Help with a Helmholtz-like equation

[DrJekyll]

I am trying to find the solution to a problem defined as follows:

$$(\partial_x^2-K^2)^2 G(\vec{x},\vec{x}')=\delta(\vec{x}'-\vec{x})$$

where K is simply a constant and x is three dimensional.

$$A \left[ e^{-K(\vec{x}-\vec{x}')}H(\vec{x}-\vec{x}') + e^{K(\vec{x}-\vec{x}')}H(\vec{x}'-\vec{x}) \right] + B \left[ (\vec{x}-\vec{x}') e^{-K(\vec{x}-\vec{x}')}H(\vec{x}-\vec{x}') + (\vec{x}'-\vec{x}) e^{K(\vec{x}-\vec{x}')}H(\vec{x}'-\vec{x}) \right]$$
Here, H is the step function.

and I am trying to find A and B such that the first equation is satisfied. Does anyone have any advice on how to proceed?

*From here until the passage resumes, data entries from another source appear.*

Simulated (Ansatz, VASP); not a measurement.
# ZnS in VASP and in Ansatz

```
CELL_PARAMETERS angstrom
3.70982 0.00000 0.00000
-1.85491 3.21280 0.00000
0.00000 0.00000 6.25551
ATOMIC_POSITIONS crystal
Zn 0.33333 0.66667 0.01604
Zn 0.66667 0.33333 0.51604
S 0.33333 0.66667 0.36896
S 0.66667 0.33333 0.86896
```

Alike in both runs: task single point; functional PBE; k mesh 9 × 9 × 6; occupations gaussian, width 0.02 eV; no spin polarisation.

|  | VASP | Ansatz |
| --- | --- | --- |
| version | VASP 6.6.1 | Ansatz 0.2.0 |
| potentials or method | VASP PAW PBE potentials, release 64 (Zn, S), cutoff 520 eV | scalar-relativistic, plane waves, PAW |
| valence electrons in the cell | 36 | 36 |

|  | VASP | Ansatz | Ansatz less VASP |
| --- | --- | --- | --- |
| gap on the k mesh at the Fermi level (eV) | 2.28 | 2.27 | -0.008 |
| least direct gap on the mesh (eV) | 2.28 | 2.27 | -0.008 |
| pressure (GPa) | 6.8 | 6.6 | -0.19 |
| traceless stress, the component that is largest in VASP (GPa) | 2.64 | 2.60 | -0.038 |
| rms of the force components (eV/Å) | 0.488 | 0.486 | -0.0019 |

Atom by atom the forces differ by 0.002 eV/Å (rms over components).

My initial guess was to apply $$(\partial_x^2-K^2)^2$$ to my proposed solution and then solve for A and B. This gets a bit tricky since once I start taking derivatives I get derivatives of the delta function.

 

[klondike]

$$(\partial_x^2-K^2)^2 G(\vec{x},\vec{x}')=\delta(\vec{x}'-\vec{x})$$

Hmm, I have never had to deal with problem like that. It seems to me a nonlinear operator.

This gets a bit tricky since once I start taking derivatives I get derivatives of the delta function.

But I frequently encountered derivatives of the delta function. I would integrate both sides such that the derivatives of the Dirac Delta is part of the integrand. and then

$$\int^{+\infty}_{-\infty}\delta^{'}(t)f(t)dt=-f^{'}(t)$$

 

[MathematicalPhysicist]

Why do you think it's nonlinear?

It's actually linear, I mean we have a fourth order PDE:

$$(\partial_x^2-K^2)^2= \partial_x^4 -2\partial_x^2 K^2 +K^4$$
remember that K is a scalar operator and thus it commutes with any other operator.

As for the question itself, I guess you know the recipe for finding Green function,
Do I need to repeat it? (cause I myself kinda keep forgetting).

 

[DrJekyll]

I'm no good with Green's functions, hence the post. However I did come up with a solution:

First, I know the solution to
$$(\partial_x^2 - K^2)G(x,x') = F(x)$$
is
$$-\int dx' F(x') \frac{e^{-K |x-x'|}}{2 K}$$

So we just need to look for the function that produces -1/2K times the exponentials and step functions when operated on by the above.

Turns out that this produces $$A = \frac{1}{4K^3}$$ and $$B=\frac{1}{4K^2}$$

Maple spat this answer out earlier, but it is hard to trust maple unless you already know the answer.

 

[klondike]

Why do you think it's nonlinear?

It's actually linear, I mean we have a fourth order PDE:

$$(\partial_x^2-K^2)^2= \partial_x^4 -2\partial_x^2 K^2 +K^4$$

Do you mean $$(\frac{\partial^{2}}{\partial x^{2}})^{2}=\frac{\partial^{4}}{\partial x^{4}}$$?

 

[MathematicalPhysicist]

Yes.
$$(\frac{\partial^{2}}{\partial x^{2}})^2=(\frac{\partial^2}{\partial x^2})(\frac{\partial^2}{\partial x^2})$$.

Think of it as multiplication of operators.

 

[klondike]

Yes.
$$(\frac{\partial^{2}}{\partial x^{2}})^2=(\frac{\partial^2}{\partial x^2})(\frac{\partial^2}{\partial x^2})$$.

Think of it as multiplication of operators.

Ok, Thanks. I thought it was the power of the second partial derivative.